Arizona is on the clock.
The Super Bowl countdown is officially on to next year's big game in Glendale.
But hosting the Super Bowl may not be the financial windfall many expect.
When Arizona hosted the Super Bowl in 2008, it generated more than $550 million to the state economy.
However, Glendale Mayor Jerry Weiers told CBS5 that his city lost about $2 million during the Super Bowl from money spent to pay overtime costs for police officers, firefighters and emergency personnel.
Weiers said he expects the tab for next year's Super Bowl to go up even more.
"If we lost a couple million dollars last time and costs were lower - and we're expected to do more - we know our costs are going to be higher," said Weiers. "If we can't afford to put it on because of public safety, I can't go to my citizens and raise their property taxes or sales taxes that they haven't got. We're having a tough time right now just making ends meet with the current situation, let alone taking on these extra events."
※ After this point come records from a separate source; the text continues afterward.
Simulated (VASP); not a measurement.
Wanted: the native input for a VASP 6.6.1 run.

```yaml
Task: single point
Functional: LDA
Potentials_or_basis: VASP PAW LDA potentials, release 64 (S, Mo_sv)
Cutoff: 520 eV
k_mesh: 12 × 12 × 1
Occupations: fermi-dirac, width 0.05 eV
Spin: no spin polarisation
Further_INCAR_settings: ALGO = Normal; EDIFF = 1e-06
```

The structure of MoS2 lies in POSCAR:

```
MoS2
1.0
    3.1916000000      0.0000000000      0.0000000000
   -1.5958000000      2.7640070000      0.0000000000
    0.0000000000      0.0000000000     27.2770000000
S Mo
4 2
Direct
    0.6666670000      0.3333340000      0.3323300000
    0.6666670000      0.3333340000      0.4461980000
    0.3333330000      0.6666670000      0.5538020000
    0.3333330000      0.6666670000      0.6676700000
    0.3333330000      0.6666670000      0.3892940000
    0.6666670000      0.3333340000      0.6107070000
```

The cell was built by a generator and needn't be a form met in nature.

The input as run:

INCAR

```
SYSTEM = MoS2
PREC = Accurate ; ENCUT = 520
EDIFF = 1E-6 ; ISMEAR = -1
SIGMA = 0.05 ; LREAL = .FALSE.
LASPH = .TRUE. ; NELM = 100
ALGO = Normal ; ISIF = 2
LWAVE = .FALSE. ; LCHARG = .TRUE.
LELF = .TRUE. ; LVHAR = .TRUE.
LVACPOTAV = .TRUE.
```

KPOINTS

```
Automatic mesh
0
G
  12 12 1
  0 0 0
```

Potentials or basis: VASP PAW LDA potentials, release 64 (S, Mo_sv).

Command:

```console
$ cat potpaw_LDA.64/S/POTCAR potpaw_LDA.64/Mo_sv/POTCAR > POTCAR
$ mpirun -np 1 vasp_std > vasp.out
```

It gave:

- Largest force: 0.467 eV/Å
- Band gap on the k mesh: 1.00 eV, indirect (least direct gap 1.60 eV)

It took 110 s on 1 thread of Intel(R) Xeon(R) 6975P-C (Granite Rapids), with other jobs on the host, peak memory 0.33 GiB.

The mayor said the city of Glendale could be hit with a $3.5 million loss by hosting next year's Super Bowl.
To make things worse, most 2015 Super Bowl events will be in other Valley cities, taking away even more revenue from Glendale.
State lawmaker David Gowan, R-Sierra Vista, may have the answer to Glendale's Super Bowl problem.
The House majority leader is proposing a bill that would reimburse Arizona cities up to $4 million for major events to help pay the added costs of public safety.
"What I want to do is just make sure that our population, our citizens are protected," said Gowan. "That's what this bill is for. That's absolutely what it's about."
Gowan said that since major events like the Super Bowl benefit the entire state, then taxpayers across the state should be able to offset some of the costs to keep the community safe.
Other major events like the NCAA college football championship, Final Four and national conventions would also benefit from Gowan's proposal.